India's smartphone market is rapidly catching up with its larger neighbour. Shipments grew 135 per cent in the two years until December, five times the rate of growth in China, according to data from IDC. Micromax, which churns out over 30 new handset models a year and also makes tablets and televisions, has been losing market share at home. Yet, despite a surge of imports from Chinese brands like Huawei, Lenovo and Xiaomi, it remains number two in India behind South Korea's Samsung.
Micromax, which operates under the slogan "Nuts: Guts: Glory", has already successfully ventured overseas. It has become a top three player in Russia, helped by rising demand for affordable phones in the wake of the country's economic crisis. It also sells handsets in Eastern Europe and countries like Nepal and Bangladesh. Yet any manufacturer hoping to penetrate the global top five must be present in China, which still accounts for 31 per cent of global volumes. Venturing into the People's Republic will be a much more ambitious endeavour. For a start, the Chinese market is now saturated; customers mostly buy new handsets to replace old ones. It's also not clear what advantage Micromax will have over local rivals or the likes of Apple and Samsung, which dominate the top end of the market.

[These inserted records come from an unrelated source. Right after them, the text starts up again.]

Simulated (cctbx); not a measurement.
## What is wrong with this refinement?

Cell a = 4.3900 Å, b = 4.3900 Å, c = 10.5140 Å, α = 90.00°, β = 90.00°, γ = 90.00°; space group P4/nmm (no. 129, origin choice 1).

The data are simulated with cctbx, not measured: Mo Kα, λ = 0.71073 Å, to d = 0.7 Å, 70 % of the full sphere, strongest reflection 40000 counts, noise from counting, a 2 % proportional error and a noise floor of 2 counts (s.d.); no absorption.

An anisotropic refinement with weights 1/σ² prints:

One thing that is clear is that Micromax will need lots of new capital. Chinese e-commerce giant Alibaba came close to paying $1.2 billion for a 20 per cent stake last year but the deal fell apart. The Indian company's chairman left shortly afterwards. Micromax's four founders have since returned to run the day-to-day business. Fresh funding could come through a strategic partner or a local stock market listing, Micromax says. But, raising cash might be the easiest part of breaking into China.